View Full Version : FILLET KNIVES
12-31-2006, 02:19 PM
Who here uses an electric fillet knife? I have never tried one.
What kind do you use? If not electric then what brand do you prefer and do you like a particular blade size?
Share your filleting tips with our friends.
Old School Dave
12-31-2006, 02:47 PM
Have been using them for years on my Lake Eries catches. Have had almost all brands but the best I've run into is the Mister Twister 110volt model. They dont seem to dull and being 110 volt you dont have to worry about it going dead such as happens with the battery types.For big fish and a good quanity you just cant beat them.

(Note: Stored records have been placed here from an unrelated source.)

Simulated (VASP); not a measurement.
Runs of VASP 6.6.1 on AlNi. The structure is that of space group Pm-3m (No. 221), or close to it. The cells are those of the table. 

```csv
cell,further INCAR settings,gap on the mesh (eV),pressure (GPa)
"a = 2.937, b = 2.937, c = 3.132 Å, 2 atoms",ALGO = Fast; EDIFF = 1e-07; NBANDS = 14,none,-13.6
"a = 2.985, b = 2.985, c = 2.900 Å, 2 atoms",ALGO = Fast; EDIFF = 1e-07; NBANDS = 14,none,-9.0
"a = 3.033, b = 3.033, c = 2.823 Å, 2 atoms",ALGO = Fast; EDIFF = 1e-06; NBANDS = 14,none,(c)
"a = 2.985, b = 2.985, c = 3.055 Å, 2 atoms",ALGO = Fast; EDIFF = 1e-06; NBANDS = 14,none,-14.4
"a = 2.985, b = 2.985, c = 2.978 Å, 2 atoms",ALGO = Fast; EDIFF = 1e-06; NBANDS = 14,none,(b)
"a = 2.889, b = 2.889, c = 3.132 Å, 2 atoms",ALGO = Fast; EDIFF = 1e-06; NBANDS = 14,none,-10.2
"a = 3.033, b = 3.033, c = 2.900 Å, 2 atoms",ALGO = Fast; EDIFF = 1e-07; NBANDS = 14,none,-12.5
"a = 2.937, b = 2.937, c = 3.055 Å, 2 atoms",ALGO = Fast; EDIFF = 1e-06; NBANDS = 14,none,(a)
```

For my inland fishing and filleting smaller eyes I just use the good old Rapala wood handled knives.I use the smaller one for crappies and the next size up for the eyes. I do use a cheap flexible stainless knife for skinning .
12-31-2006, 03:45 PM
For the last few years I have used an elecric knife and still will for the big walleyes. Now, for all my perch I use what I consider to be the very best filet knife I have ever used. A great friend (thanks Gilligan) gave me a Leech Lake knife as a retirement present. The Leech Lake knife is outstanding. I can filet 2 dozen perch, have them in the freezer and be all cleaned up in about a half an hour. It goes through the perch as ell as an electric.
12-31-2006, 06:26 PM
Wow...Old School Dave...
I've burned up half a dozen twisters in 4-5 years on Erie fish. I now use the American Angler electric knife. I have been using that for 4 years no problem.
For those considering an electric they are awesome once you get used to them.
I've found the serrated blades can be resharpened quite easily with a small diameter stone in a dremmel. I think part of the problem I had with the twisters was overloading them when they dulled.
12-31-2006, 09:15 PM
For my Erie 'eyes I use a Hamilton Beach 110 volt w/serrated blades. Zips right thru. For smaller inland fish I use the trusty old wood handled Rapala, I beleive it's a nine inch. It takes a good edge and keeps it a long time- also works great on deer processing too. A word to the wise for electrics- USE CAREFULLY!!!! They not only zip thru fish, they can zip right thru your fingers too!!!
01-02-2007, 05:07 AM
Electric is the rapala 110 volt. It does the job but overall I rate it on the low end of filleting knives. I've went through a few and when one goes bad I'm usually in the middle of sliceing and dicing so I just go to the local store here and buy a new one cause I need it now. I seem never to remember to order a better model when I have one that's running.
As far as my non electric model I last year on the advice of a few friends purchased a Cutco brand fillet knife. it has a blade that can be adjusted from 6 to 9 inches. Now with a few fishing and hunting season under it's belt I have yet had to sharpen it. It has saw alot of filleting and meat processing and I've yet to think about putting it on a sharpening device. my last few that I have owned (still have them in reserve just in case) I had to constantly keep them sharpened.
Old School Dave
01-02-2007, 03:46 PM
I tried a couple of American Angler and burned them out,just the opposite of what happened to you.
01-03-2007, 09:52 PM
You're right Bryan- I forgot to mention the Cutco. That adjustable blade is fantastic and what I really like about it is the rubber handle w/finger grip, even when wet and fish slimey, it's easy to hang onto. I have had to sharpen mine a few times now, but it also takes and keeps an edge for a long time. Besides- it's locally made (Olean, NY). Very good surgical steel in the blades and very flexible. Only drawback is they are a tad expensive- but you get what you pay for.
01-04-2007, 05:01 AM
Yep you're right carl "LOCALLY MADE AND QUALITY"
thanks for bringing that up, i realized I forgot to mention that last night as I was using mine. We just don't get to hear and see that enough around here anymore.
And yes you get what you pay for. I wonder if the new Wal Mart here in Warren will carry them. "NOT"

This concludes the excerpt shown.